Shreyas R Krishnan
Sam Fox School of Design & Visual Arts
Washington University in St.Louis
The mutilation of Surpanakha is a well known plot point in the Hindu epic Ramayana. Cast as a demoness and the female abject in this narrative, Surpanakha serves as a crucial turning point in the larger epic. When her nose and ears are cut off as punishment for perceived sexual transgressions, it sets in motion a chain of events that form the remainder of the Ramayana’s storyline.
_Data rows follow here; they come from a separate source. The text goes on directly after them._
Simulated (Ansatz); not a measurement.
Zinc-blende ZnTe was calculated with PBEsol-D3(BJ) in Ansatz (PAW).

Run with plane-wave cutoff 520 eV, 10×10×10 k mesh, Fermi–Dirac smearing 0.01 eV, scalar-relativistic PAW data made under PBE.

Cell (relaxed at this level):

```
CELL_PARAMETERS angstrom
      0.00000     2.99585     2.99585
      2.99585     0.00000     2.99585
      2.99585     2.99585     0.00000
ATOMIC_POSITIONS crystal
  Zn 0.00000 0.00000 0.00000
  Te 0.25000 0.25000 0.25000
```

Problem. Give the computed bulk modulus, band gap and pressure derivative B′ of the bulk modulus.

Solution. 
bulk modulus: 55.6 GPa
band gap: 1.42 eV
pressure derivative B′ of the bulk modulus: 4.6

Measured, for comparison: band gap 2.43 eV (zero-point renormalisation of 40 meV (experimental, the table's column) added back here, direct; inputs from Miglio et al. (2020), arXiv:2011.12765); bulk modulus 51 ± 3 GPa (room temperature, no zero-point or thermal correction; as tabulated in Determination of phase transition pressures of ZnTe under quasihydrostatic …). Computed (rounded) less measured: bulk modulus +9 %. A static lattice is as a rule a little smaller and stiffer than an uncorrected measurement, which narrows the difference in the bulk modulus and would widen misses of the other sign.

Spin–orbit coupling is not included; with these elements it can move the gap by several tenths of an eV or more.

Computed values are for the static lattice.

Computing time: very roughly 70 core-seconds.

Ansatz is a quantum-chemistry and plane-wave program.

This paper examines visuals of this particular scene as illustrated in comics on the Ramayana story published by Amar Chitra Katha. This examination references existing research on the history of Amar Chitra Katha comics and their representation of women characters, while additionally applying the lenses of gender and film theory in its approach. Three issues of Amar Chitra Katha are first compared for their illustrations and narration of this moment of violence, before moving on to juxtapositions with the same scene in other contemporary long-form illustrated Ramayanas, and with photographer Jodi Bieber’s Time magazine cover image of Aisha Bibi who was similarly mutilated by the Taliban.
By analogizing these visuals of gendered violence, and interrogating the relationship between text and image in each of them, this paper analyzes how Surpanakha’s mutilation is illustrated for public consumption.
This research was presented at the Design Incubation Colloquium 7.3: Florida Atlantic University on Saturday, April 10, 2021.